In two decades of observing and sometimes fighting the criminal justice system, Galvis said he has watched it swallow up too many of California's youth in a vortex of punishment. So he's trying to foster a new system of justice in East Oakland, one rooted in ancient rituals of healing, forgiveness and mental restoration.
"Sharing stories is part of it," Galvis said. "When you understand what other people have gone through, it helps you understand them better."
With his long twin braids and collection of berets, Galvis cuts a distinctive figure in the Fruitvale district where his work is centered.
The co-founder and director of Communities United for Restorative Youth Justice, or CURYJ, culls from North and South American indigenous traditions -- including his own Quechua roots -- as well as a growing movement promoting "restorative justice" over a starkly punitive approach.
He holds intimate "healing circles," sometimes at places where violence has occurred, inviting youths but also community elders and others affected by their actions. They're asked to discuss their cargas, a Spanish word for burdens, but also their regalos -- gifts.

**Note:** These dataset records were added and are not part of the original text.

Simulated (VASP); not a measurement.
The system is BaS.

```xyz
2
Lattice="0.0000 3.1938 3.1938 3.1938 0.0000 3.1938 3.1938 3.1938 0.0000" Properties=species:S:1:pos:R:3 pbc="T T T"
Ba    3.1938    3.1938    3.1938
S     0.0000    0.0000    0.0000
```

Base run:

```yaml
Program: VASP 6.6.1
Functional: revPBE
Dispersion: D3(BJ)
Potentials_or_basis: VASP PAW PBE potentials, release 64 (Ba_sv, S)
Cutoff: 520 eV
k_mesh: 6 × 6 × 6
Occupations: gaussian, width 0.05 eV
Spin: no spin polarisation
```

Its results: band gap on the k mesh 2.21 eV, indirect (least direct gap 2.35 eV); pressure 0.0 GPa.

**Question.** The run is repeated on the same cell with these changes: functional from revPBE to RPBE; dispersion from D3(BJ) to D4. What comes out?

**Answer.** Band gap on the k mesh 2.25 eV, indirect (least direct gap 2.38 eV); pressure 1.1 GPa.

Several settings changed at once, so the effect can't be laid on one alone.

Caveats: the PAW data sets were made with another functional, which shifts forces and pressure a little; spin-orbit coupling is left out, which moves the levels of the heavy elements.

"A lot of the work I do is teaching young people how to heal from trauma," he said. "It's a group process, collective. Every student is a teacher."
Friends say it's not just his ideas, but his skills in getting people to gather and listen, that have made him effective.
The Los Angeles-based California Wellness Foundation agrees. The organization awarded him and two others its annual $25,000 California Peace Prize on Oct. 10.
"A lot of people who work with youth, they generally try to choose youth who are already destined to be successful," said Dorsey Nunn, director of the San Francisco-based Legal Services for Prisoners with Children. "George reaches out to people who are going to have to struggle to be successful, and he's fearless about it."